How Have Emerging Europe Funds Changed?

With a benchmark 66% weighting to Russia in February 2022, the funds exposed to emerging Europe have undergone dramatic changes 

Robert van den Oever 1 March, 2023 | 9:11AM
Facebook Twitter LinkedIn

Poland church and square

Funds focused on Eastern Europe saw their investable universable change dramatically a year ago, and it’s been a difficult 12 months for portfolio managers and investors alike.

Before the war, Russian stocks made up a large part of the benchmark, the MSCI Emerging Markets Europe index. The country made up 66% of the index, with Poland weighted at 16% and Turkey 7%. Poland is now the biggest country in the index with a 35% weighting, followed by Turkey with 29% and Greece at 17%. These dramatic changes have seriously shaken up the portfolios of funds focused on emerging Europe.

But what happened to the existing Russian stocks in these fund portfolios? Due to restrictions and sanctions, these stocks could not be traded, causing serious liquidity issues. Given these difficulties, fund companies effectively valued their Russian holdings at zero.

But companies took different approaches. Some funds decided to split their portfolio into two vehicles, separating the liquid and illiquid Russian holding.

The liquid version of the fund will house assets that are not Russian, Belarussian or with exposure to either market. The plan is for the illiquid assets to be traded once the suspension on trading is lifted, says Morningstar’s fund analyst Lena Tsymbaluk.

This measure was taken by amongst others JPM Emerging Europe Equity and Schroder ISF Emerging Europe, so they could stay open. Some fund companies, such as Abrdn and Danske, have decided to fully liquidate their frozen Russia and Eastern European strategies.

Portfolio Changes

Emerging Europe funds have had to adapt to the dramatic changes to the benchmark and adjust their holdings significantly.
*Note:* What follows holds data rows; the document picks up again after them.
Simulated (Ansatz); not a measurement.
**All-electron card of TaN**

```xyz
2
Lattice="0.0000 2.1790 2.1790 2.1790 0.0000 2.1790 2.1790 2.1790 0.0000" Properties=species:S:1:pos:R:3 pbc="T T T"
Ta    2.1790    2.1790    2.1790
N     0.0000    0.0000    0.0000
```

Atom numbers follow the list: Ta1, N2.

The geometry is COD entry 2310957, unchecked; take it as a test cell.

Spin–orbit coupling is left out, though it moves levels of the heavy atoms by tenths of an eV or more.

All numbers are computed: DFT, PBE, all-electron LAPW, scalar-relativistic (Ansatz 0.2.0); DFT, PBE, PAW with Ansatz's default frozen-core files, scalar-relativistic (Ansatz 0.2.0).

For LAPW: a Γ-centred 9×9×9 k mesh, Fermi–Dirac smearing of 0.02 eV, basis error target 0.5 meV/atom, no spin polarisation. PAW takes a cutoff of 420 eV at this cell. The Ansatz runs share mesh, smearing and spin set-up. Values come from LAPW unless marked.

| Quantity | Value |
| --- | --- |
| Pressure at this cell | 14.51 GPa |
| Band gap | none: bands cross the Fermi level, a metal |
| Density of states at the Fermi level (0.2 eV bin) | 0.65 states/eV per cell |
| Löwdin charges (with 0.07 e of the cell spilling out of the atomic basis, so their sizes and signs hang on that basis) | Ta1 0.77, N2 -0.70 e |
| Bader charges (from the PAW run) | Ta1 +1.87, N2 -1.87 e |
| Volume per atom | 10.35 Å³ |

Looking at the fund portfolio data, it shows that many funds have enlarged their positions in the financial, energy and consumer sectors (these sectors make up 35%, 12% and 11% of the benchmark). If we take Allianz Emerging Europe as an example of an emerging Europe fund, the portfolio shows new holdings in oil companies from Greece and Romania.

The financial sector has the biggest weighting because of Polish banks, but also those from Hungary, Turkey and Greece. In the consumer defensive sector, new holdings were added or existing holdings enlarged. With a gain of almost 14% over the past 12 months, the portfolio changes have paid off for this fund.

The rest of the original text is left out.